SAVVY Program: Teaching nonviolence, respect to cultivate healthier school environment
November 20, 2013
WIESBADEN, Germany - Being savvy isn't just being cool and in the know.
For the students at Wiesbaden Middle School, it means standing against unacceptable behavior and fostering an atmosphere of respect, kindness and honesty.
Students Against Violence and Victimization of Youth, with the help of volunteers from U.S. Army Europe and the Wiesbaden Boxing Team, made a commitment to promote peace in their school and community Nov. 6.
"We can't just hope that kids will be nice. It takes everyone," said Dr. Frankie Nielsen, SAVVY coordinator, who developed the program in the mid-'90s.
And though the middle school doesn't have a problem with bullying, administrators said that standing down to be more SAVVY has been an effective measure to maintain a healthy environment.
"The climate at the middle school gets better or worse; better if there is intervention."
Nielsen's program urges the immediate uprooting of unacceptable behavior -- which includes bullying in the earlier progressions of the violence continuum.
"Certain behaviors must be addressed well before fighting happens," said Nielsen, noting that the "seeds of violence" -- put-downs, insults, threats, trash talk, bullying and pushing -- grow into more violent and criminal behavior if not checked in its infancy. "We should never trivialize the ribbing that kids do to one another. There always has to be efforts to combat bullying."
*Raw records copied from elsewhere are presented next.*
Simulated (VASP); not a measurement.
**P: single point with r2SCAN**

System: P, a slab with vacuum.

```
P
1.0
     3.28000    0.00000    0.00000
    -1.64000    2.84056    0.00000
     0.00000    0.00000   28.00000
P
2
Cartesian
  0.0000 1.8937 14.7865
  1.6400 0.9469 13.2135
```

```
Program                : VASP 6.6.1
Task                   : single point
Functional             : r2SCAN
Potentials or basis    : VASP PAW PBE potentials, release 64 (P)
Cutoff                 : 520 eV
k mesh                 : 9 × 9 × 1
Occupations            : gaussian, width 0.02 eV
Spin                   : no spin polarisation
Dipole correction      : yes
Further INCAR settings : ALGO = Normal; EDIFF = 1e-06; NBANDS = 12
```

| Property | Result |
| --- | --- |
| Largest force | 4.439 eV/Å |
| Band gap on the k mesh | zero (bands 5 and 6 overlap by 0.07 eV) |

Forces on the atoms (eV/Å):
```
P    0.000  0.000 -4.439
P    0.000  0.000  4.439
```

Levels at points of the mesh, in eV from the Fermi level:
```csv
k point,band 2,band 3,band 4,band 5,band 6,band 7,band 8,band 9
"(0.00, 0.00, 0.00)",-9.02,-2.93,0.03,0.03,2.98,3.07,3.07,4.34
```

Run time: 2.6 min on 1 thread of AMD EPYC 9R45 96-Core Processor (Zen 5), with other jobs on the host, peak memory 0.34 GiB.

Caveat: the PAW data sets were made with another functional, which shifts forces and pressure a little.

Many of the volunteers present recounted that when they were in middle school bullying was different and less pervasive.
"I experienced it a little here and there, but it wasn't serious or malicious," said Capt. Chris Jacobsen, USAREUR.
"I really don't remember being bullied," said Capt. Alec Moyer, USAREUR. "Bullying is much more of an issue than it was when I was growing up. The cyber dimension is a whole new part of the battlefield."
"Your vision about being respectful and disrespectful changes a lot when you're older," said Spc. Joachim Chielens, USAREUR, as he spoke with a small group of students in the breakout sessions, highlighting the age difference between the students and himself. "Cyberbullying is a new anomaly … the Internet didn't exist when I was your age."
Volunteers and teachers broke out into smaller groups to discuss with students the way ahead for promoting nonviolence, respect, kindness and courtesy. In the discussions some students admitted to incidences of engaging in trash talking, and uttering insults and put-downs.
"If we don't do something about them they can lead to something worse," said Jabcobsen as he talked with a group of students about acceptable behavior for cultivating a respectful environment. "We want to grow different kinds of seeds."
Further discussion challenged students to think of what one could do individually to ensure peaceful and respectful surroundings.
The children said they could do things such as help others in need, be friendly, be courteous and show each other respect.
Students were further encouraged to write down Steps for Peace, personal actions they would take to stand against violence, disrespect, hostility and unkind acts. And most students signed the SAVVY Commitment Pledge.
Members of the garrison's boxing team punctuated the points of the day with a special appearance in a brief assembly. Sgt. 1st Class Adam Martinez, head coach, and three team members emphasized reporting incidents, encouraged befriending victims of bullying to help them out of such situations and reminded them that walking away to avoid victimization is always an option.